In [1]:
# Load the libraries
import pandas as pd
import nltk

## Load in the data

In [2]:
# Load in the data
data = pd.read_csv('../../../Datasets/yelp_labelled_processed/yelp_labelled_processed.csv')[0:100]

# Replace non-string reviews with strings (this is jsut a quirck of this dataset becasue some are np.nan)
data['text'] = data['text'].apply(lambda review: str(review))

## Apply chunking with nltk

#### Convert string to array of tokens
The nltk pos tagger accepts a list of tokens

In [3]:
# Convert each string into an array
data['tokens'] = data['text'].copy().apply(lambda string: string.split(' '))

#### Apply POS tagger

In [4]:
# Apply POS tagging
data['nltk_pos_tagged'] = data['tokens'].apply(lambda tokens: nltk.pos_tag(tokens))

#### Apply chunking

The chunk parser present within the NLTK library is rule based and thus needs to be given a regular expression as a rule to output a chunk with its chunk tag. i.e It requires an a regular expression of a phrase and the corresponding chunk tag. It then searches the corpus for this expression and assigns it the tag.

In [5]:
# Create a regular expression that will search for a noun phrase, as shown:
rule = r"""Noun Phrase: {<DT>?<JJ>*<NN>}"""

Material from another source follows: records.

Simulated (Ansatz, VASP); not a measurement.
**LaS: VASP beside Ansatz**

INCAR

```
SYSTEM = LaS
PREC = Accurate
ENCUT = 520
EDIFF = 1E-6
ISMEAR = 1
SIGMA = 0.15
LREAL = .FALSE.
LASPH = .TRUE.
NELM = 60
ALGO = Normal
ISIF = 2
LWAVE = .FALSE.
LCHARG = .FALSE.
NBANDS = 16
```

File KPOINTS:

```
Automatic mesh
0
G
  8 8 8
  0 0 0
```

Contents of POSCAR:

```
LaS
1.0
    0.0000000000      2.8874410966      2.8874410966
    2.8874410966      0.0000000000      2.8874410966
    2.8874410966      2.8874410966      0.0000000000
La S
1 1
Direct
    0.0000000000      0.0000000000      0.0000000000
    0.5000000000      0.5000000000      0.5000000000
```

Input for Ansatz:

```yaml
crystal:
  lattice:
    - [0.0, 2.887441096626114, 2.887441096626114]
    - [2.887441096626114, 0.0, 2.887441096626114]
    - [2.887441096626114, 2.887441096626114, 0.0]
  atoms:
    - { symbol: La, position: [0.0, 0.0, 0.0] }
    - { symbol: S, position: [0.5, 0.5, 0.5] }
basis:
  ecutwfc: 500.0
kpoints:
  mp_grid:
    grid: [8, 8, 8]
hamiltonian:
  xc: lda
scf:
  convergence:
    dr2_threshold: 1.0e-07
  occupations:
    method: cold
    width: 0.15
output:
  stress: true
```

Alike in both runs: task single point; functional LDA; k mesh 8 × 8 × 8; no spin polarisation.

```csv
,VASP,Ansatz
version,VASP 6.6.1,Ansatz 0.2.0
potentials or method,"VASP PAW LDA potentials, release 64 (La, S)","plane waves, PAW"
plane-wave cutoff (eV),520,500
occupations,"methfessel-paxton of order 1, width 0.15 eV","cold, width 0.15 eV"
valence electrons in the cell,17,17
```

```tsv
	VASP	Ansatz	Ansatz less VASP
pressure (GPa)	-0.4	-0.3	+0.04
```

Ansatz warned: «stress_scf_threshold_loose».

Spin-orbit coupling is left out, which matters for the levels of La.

This regular expression is searching for a determiner (optional), followed by one or more adjectives and then a single noun. This will form a chunk called Noun Phrase.

In [6]:
# Create an instance of RegexpParser and feed it the rule:
chunkParser = nltk.RegexpParser(rule)

Give chunkParser the tagset containing the tokens with their respective POS tags so that it can perform chunking, and then draw the chunks:

In [7]:
# Apply chunking
data['nltk_chunked'] = data['nltk_pos_tagged'].apply(lambda tagset: chunkParser.parse(tagset))

#### Have a look at the chunked phrases

In [8]:
# Draw a parse tree (This will open a new window)
data['nltk_chunked'][0].draw()

In [9]:
# Have a look at the first 5 rows
data['nltk_chunked'].head(n=5)

0    [[(new, JJ), (rule, NN)], (waitingtable, JJ), ...
1    [(giving, VBG), [(twostar, NN)], ('spretty, CD...
2    [(staying, VBG), [(planet, NN)], [(hollywood, ...
3    [[(foodgood, NN)], [(price, NN)], (super, VBD)...
4    [(worse, JJR), [(company, NN)], [(deal, NN)], ...
Name: nltk_chunked, dtype: object

## Apply chunking with spacy
spaCy doesn't require us to formulate rules to recognize chunks; it identifies chunks on its own and tells us what the head word is, thus telling us what the chunk tag is.

In [10]:
# Import the libraries
import spacy
import en_core_web_sm
# !python -m spacy download en_core_web_sm

In [11]:
# Load spaCy's 'en_core_web_sm' model
nlp = en_core_web_sm.load()

#### No need to convert from string to array of tokens
The spacy pos tagger accepts strings

#### Apply POS tagger

In [12]:
# Apply POS tagging
data['spacy_pos_tagged'] = data['text'].apply(lambda tokens: nlp(tokens))

### Apply the chunker
Apply noun_chunks on this model, and for each chunk, print the text of the chunk, the root word of the chunk, and the dependency relation that connects the root word to its head

In [13]:
# Have a look at the first text
first_text = data['spacy_pos_tagged'][0]
for chunk in first_text.noun_chunks:
    print(chunk.text, chunk.root.text, chunk.root.dep_)

new rule rule ROOT
waitingtable almostalways almostalways nsubj
posted sign upfront cause concern concern nsubj
patron patron dobj
apology apology dobj
reserve table table dobj
list short otherwise show reserve reserve dobj
placecould placecould ROOT
hot beverage beverage nsubj